Sunday, March 11, 2012

MACUL 2012

Educational Techies flocked the streets of Grand Rapids this past week for the annual MACUL Conference. From flipped classrooms, 1:1 computing, website building, movie making, and 22nd Century Learning, MACUL always offers teachers a space to exchange ideas and innovate for the future of education.

Some of the highlights I was able to take away included a presentation by Chresta Wright on making your Moodle class pages more organized for student learning. She challenged the audience to rethink how to build pages, making it easier for students to process information and more efficient for teaching concepts.

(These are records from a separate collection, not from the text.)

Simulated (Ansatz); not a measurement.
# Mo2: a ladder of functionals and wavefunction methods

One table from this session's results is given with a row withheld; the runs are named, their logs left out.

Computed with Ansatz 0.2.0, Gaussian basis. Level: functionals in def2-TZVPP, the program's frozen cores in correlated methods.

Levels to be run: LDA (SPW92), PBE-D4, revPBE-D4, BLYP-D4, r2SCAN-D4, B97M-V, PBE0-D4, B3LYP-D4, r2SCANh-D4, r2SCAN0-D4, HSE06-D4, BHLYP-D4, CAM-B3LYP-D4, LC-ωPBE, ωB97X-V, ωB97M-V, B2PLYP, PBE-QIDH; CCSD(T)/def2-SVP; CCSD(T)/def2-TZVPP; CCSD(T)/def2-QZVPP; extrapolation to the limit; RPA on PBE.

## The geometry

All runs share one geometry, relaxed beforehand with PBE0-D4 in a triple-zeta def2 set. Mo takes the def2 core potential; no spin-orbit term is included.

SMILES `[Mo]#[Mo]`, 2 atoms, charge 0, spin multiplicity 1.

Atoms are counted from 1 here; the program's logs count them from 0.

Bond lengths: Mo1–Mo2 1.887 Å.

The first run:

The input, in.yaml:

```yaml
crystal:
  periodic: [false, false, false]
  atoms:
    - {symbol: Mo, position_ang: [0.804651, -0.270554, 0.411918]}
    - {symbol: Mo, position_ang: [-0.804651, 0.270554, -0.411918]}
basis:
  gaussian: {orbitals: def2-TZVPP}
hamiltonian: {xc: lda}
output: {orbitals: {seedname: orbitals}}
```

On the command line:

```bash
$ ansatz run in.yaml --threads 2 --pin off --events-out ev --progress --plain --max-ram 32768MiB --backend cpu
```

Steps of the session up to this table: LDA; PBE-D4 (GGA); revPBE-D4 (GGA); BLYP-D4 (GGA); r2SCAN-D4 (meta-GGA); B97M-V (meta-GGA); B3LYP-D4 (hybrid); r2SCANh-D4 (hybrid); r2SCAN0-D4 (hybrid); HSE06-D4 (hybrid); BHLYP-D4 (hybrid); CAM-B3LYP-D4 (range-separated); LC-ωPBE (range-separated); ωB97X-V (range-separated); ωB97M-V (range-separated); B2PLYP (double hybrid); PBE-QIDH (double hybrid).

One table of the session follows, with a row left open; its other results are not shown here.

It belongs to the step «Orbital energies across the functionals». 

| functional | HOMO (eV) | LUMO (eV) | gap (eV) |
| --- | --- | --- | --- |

The use of iPads was also a popular topic in many sessions and I learned about all kinds of apps to help deliver instruction to students and involve students in creating videos and other presentation materials with this device. The student showcase offered a preview of what iPads might look like in an Art classroom.
Examples from Shashabaw Middle School's use of iPads in the Art classroom.
 If you are looking to add iPads to your curriculum, Tricia Fuglestad and Suzanne Tiedemann expand on that idea with their website they created as a part of their NAEA 2012 Conference presentation on the topic. Theresa Gillespie also has a great site about using iPads to make Art. If you currently do not have an iPad, consider creating a Donors Choose project to get one for your classroom. They are going to be starting a matching donations campaign for this month, which can help you get your project funded even faster!

Steve Dembo gave a spectacular presentation on the future of education as he challenged the audience to ponder what it will look like in 100 years. He proposes that creating is not enough for our students; instead of just creating, they must also share, collaborate, and connect using the physical and digital realm. After sharing valuable sites like Kickstarter and ScholarMatch, Steve challenged us to rethink how our students are going to function in the future with a world that is growing ever smaller and becoming a place where "In the future, everyone will be famous for fifteen people." 

I also had the opportunity to present at MACUL this year. My presentation was about the MACUL funded grant so I could enact a project for student created videos. It was really fun to share experiences in my classroom with others and learn more resources from them, too.

If you are not currently a member of MACUL, sign up because not only is it a great community to be a part of, it is also free! As a member, you can apply for one of their grants to purchase technology for the classroom. View more details here:

Did you go to MACUL? What are some highlights and take away tips we should know about from the sessions you attended?

1 comment:

  1. Sounds really great! I would love an iPad or two in my classroom.
    The digital realm is such a huge place-- sometimes I get lost there.
    Thanks for sharing your wisdom at MACUL, on FB and on this blog, Janine.